Normally-on ABXY LEDs? Also thoughts about Skull Ghost LED kit

[emcintosh]

AIUI the Xbox controller is common-ground - the ABXY buttons have level '1' (at what voltage?) on one side, which is pulled down to ground when the conductive pad presses onto the circuit board. There are also regulated voltage supplies e.g. 3.5V, which can be tapped into to power LEDs. I think I could get an LED to light when pressing a button by connecting its positive leg to +3.5V and its negative leg to the high side of the button contact - when pressed, this is connected to ground and powers the LED. But I don't think I could do the opposite - have the four face buttons illuminated but turn off any that are pressed (and therefore covered by my thumb anyway) - unless there is somewhere else on the board that is normally at 0V, but goes high when a face button is pressed. Is there such a point? My always-on wiring wasn't great and at some point by accident I ended up with the above situation of held buttons' LEDs turning off, with the acceptable (desirable?) side effect of the remaining ones getting slightly brighter.



I have added LEDs to my ABXY buttons (and put the spare LEDs across the rumble motors, with a translucent case) using the Project Design Skull Ghost kit (e.g. https://www.aliexpress.com/item/32924288352.html).

The kit has six white LEDs and replacements for the ABXY and Guide (which I didn't swap, leaving me two spare LEDs rather than one) buttons. The buttons are in three pieces - clear shell, black support and translucent coloured skull, with enough space to hold the LED inside the skull. As I got the controller for use with Nintendo consoles (using a Brook converter), I swapped the skulls to the arrangement of colours on the EU/JP SNES. Because the buttons have space for the LEDs inside and the support is at the level of the original button underside, I didn't have to drill out and re-fill the buttons with hot glue, as others here have done (also negating the need to judge how far to fill not to affect button travel).


There were no instructions or resistors included, so I experimented a bit and I reduced the 3.5V supply from TP7 to 2.6V using 4kOhm resistance per LED (2x 2k2 (red red red =22 x 100; gold = ±5%) in series with the individual ones that light up when the controller rumbles; several-resistors-in-parallel in series with the four parallel ABXY LEDs). The LEDs are visible but not terribly bright at this voltage, which is fine by me. I calculate the current as 0.2mA, which is ridiculously low… I used 30 AWG multi-strand wire to connect the LEDs and resistors to the appropriate supply points. I cut some of the carbon pads' rubber support away to make room for the wires.

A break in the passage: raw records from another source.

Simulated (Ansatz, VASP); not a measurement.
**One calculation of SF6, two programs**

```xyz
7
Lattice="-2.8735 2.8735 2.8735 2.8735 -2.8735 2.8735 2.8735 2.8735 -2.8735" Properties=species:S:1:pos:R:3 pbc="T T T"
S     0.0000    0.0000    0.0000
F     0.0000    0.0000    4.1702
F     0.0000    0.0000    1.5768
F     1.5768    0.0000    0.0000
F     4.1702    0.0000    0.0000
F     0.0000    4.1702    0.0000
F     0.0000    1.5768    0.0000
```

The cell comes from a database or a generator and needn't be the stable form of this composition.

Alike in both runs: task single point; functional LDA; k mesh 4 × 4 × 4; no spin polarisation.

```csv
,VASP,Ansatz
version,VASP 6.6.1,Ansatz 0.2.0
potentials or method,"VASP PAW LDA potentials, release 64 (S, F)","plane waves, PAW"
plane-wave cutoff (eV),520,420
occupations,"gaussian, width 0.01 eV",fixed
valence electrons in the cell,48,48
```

I'm planning to disassemble the controller again and improve my wiring (and maybe add an on-off switch for the LEDs accessible from the battery compartment) as the buttons' LEDs have stopped lighting at all (presumably one of my solder joints has broken), and will take some photos of what I've done at that point. Does anyone else have any recommendations / pictures of how they arranged the wires to avoid interfering with the button presses?

[RDC]

The button lines sit at the 3.3v logic level when not pressed, drop to around 0.03v when pressed, but that should not be used as a 3.3v source for driving LEDs. You could use a Logic Buffer chip to tap onto your button lines, then let it drive the LEDs and keep them on when no button is pressed, then they would turn off when the button was pressed. Likewise using an Inverting Buffer would do the opposite and they would only light when the button was pressed. That way the chip handles the load of the LEDs, and you use the button line state to turn them on/off without messing them up.

Could also be done with a PIC/ATMEL chip and a handful of code, or be a simple little project to get into that kind of thing, if so inclined.

Code: [Select]

if(A == 0)       // If A button is pressed..
  {
  LED_A = 0;     // LED for A is Off
  }
else             //.. otherwise
  {
  LED_A = 1;     // LED for A is On
  }

Granted there's a bit more to it than that, but once you have setup everything that's about all it takes to do it, read the button line state from one pin and have that affect another pin the LED is connected to. The Logic Buffer chip is just wire up and done though.

It's a bit easier to use an online LED calculator, piles of them out there, versus going thru a lot or trail and possible error where an LED could fry. Just one of the many - http://led.linear1.org/1led.wiz

[emcintosh]

Thanks for the logic buffer advice. I have received the chip, and am just waiting for the on-off switch to arrive.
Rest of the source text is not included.